(BIVN) – On Friday, the final Drought Information Statement was issued by the National Weather Service in Honolulu, at least until severe drought returns to the main Hawaiian Islands.
“Above average rainfall during September, which included the impact of Tropical Storm Olivia, brought continued relief to the remaining leeward areas still affected by drought conditions,” the National Weather Service stated. “Thus, severe drought, or the D2 category on the U.S. Drought Monitor Map, has eased to moderate drought, or the D1 category over the lower leeward slopes of west Maui and the South Kohala and North Kona Districts of the Big Island. It is expected that even these remaining D1 areas will be removed soon as vegetation continues to recover.”
Pastures and general vegetation over the lower elevations of the South Kohala and North Kona Districts have been improving, and it is expected that drought conditions will soon be completely eliminated, the NWS statement says.
“Data from the U.S. Geological Survey indicated that most of the monitored streams across the state had flow levels in the above normal to high flow percentile classes,” the Drought Information Statement says. “Based on the precipitation outlook, flow levels are expected to decrease by late 2018.”
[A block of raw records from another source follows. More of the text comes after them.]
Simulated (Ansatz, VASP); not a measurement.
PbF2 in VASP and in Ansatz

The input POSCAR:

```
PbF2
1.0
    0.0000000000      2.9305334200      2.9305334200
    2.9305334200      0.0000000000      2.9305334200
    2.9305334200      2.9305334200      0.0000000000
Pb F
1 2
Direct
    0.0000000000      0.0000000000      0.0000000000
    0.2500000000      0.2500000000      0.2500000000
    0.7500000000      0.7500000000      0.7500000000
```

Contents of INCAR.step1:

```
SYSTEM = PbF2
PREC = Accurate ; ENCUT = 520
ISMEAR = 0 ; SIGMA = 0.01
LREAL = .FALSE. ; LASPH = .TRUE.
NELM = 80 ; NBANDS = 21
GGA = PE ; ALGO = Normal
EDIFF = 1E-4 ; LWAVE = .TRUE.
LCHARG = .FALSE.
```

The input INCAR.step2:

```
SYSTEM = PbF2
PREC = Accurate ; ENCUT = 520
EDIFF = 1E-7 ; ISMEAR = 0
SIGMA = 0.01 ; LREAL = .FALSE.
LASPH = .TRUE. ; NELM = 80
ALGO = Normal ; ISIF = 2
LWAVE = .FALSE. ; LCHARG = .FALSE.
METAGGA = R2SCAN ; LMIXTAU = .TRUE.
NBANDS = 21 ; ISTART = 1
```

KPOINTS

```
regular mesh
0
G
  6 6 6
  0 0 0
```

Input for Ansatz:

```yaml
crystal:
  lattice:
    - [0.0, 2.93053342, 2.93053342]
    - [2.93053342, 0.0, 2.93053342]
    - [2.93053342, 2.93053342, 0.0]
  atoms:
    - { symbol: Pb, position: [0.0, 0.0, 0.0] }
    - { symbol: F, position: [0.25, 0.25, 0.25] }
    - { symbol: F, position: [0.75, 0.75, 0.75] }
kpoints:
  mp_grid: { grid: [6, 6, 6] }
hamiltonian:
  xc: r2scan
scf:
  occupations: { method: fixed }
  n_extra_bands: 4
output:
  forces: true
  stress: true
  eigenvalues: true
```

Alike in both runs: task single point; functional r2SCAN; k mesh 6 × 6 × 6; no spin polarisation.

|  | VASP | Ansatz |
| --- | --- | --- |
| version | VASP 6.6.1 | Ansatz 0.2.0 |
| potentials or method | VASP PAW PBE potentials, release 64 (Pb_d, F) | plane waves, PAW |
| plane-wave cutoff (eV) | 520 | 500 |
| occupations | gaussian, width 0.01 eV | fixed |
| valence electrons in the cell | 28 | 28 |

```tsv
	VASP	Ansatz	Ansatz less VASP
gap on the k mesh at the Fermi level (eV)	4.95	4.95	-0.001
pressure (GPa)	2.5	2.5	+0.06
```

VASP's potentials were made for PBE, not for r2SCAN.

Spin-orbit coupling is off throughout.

A transition to El Niño conditions still looms on the horizon. According to the NOAA Climate Prediction Center, “ENSO-neutral conditions are present in the Pacific Ocean but probabilities favor a transition to El Nino conditions by the end of 2018.” As a result, probabilities favor below normal rainfall for the upcoming winter and spring months.
The forecasted persistence of above average sea surface temperatures around the Hawaiian Islands should also keep temperatures across the entire state above normal into early 2019, NOAA says.